What is tenancy in common?
Property ownership isn’t always as straightforward as you might think. Between liens, co-owners and creditors, ownership stake could be carved up any number of ways. Whether you're in the market to buy a new house or have lived in your home for several years, it’s always a good time to think about your property ownership options.
There are actually several different ownership frameworks that people typically use, one of which being tenancy in common. You may have heard this term before, particularly in relation to joint tenancy, but even if you haven’t, it’s good to bone up on the basics. That way, you’ll have all the insight you need to make an educated decision on the best approach to homeownership to meet your specific needs.
What does tenancy in common mean?
Tenancy in common is a form of property ownership in which multiple parties hold their own share of interest that they can manage separately from the group. Now, the number of tenants in common could be as little as two people — like a married couple — or many more than that. There’s no maximum limit on how many people can partake in a tenancy-in-common arrangement, but more tenants usually means smaller slices of ownership interest to go around. That’s not always the case, though, which we will discuss in a moment.
Tenants in common vs. joint tenancy
Joint tenancy, like tenants in common, involves two or more people sharing ownership of a piece of property. Where the two concepts diverge is when it comes to how ownership stakes are managed. Tenants in common enjoy a great deal of freedom making decisions about their interest in the property. If you were in this type of arrangement and wanted to sell your share of the property, you wouldn’t need to consult your co-tenants and get their approval first. That’s assuming your agreement doesn’t include specific terms giving other owners the right of first refusal, though. With joint tenancy, all parties would need to agree to any sale because ownership is managed as a whole rather than a collection of separate pools of interest.
Another key distinction is how property is divided among the co-tenants. Joint tenancy agreements split ownership stakes evenly among the co-tenants — so 50/50 with two people or 25/25/25/25 with four. That’s not necessarily the case with tenants in common. One person could own 50% interest while another person holds 30% and a third tenant has 20%. These divisions can even be broken down into decimal points, so a co-tenant could hypothetically hold 18.23% interest in the property.
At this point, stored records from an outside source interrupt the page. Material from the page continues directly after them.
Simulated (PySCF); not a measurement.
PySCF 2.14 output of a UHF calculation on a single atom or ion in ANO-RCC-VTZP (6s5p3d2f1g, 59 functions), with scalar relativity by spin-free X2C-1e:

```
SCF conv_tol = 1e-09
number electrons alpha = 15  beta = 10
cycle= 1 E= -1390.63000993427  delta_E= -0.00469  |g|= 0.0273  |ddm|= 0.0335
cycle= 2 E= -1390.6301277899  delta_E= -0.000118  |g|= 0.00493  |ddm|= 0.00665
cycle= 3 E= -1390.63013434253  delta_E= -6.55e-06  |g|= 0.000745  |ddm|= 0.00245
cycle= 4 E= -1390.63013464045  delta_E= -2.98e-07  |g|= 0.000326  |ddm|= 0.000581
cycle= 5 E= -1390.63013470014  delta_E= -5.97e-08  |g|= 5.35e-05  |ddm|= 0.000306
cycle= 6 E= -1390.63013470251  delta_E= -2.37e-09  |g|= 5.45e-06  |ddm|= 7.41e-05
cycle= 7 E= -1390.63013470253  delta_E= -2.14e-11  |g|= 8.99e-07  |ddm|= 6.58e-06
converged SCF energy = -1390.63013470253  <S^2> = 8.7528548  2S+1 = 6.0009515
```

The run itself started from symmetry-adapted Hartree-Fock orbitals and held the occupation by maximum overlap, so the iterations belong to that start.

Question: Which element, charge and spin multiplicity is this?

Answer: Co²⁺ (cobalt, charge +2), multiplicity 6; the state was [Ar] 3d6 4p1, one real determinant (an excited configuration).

The differences between tenancy in common and joint tenancy really come into focus when figuring out what to do with an owner’s share after they die. Under joint tenancy, the deceased’s ownership stake may automatically transfer to the other tenant. That’s if the joint tenancy agreement has right-of-survivor terms attached to it. Otherwise, those interest shares may be distributed among the deceased owner’s heirs, depending on the specific details of the contract.
Tenants in common can manage their own stake of interest any way they like, without needing to consult other owners. If you want your 50% share of a real estate property to transfer to your family members after you’re gone, you’d be well within your rights to set that up. Whichever route you’re considering, don’t forget to speak to a real estate attorney or estate planner who can give you sound legal advice.
What are your ownership rights and responsibilities as a tenant in common?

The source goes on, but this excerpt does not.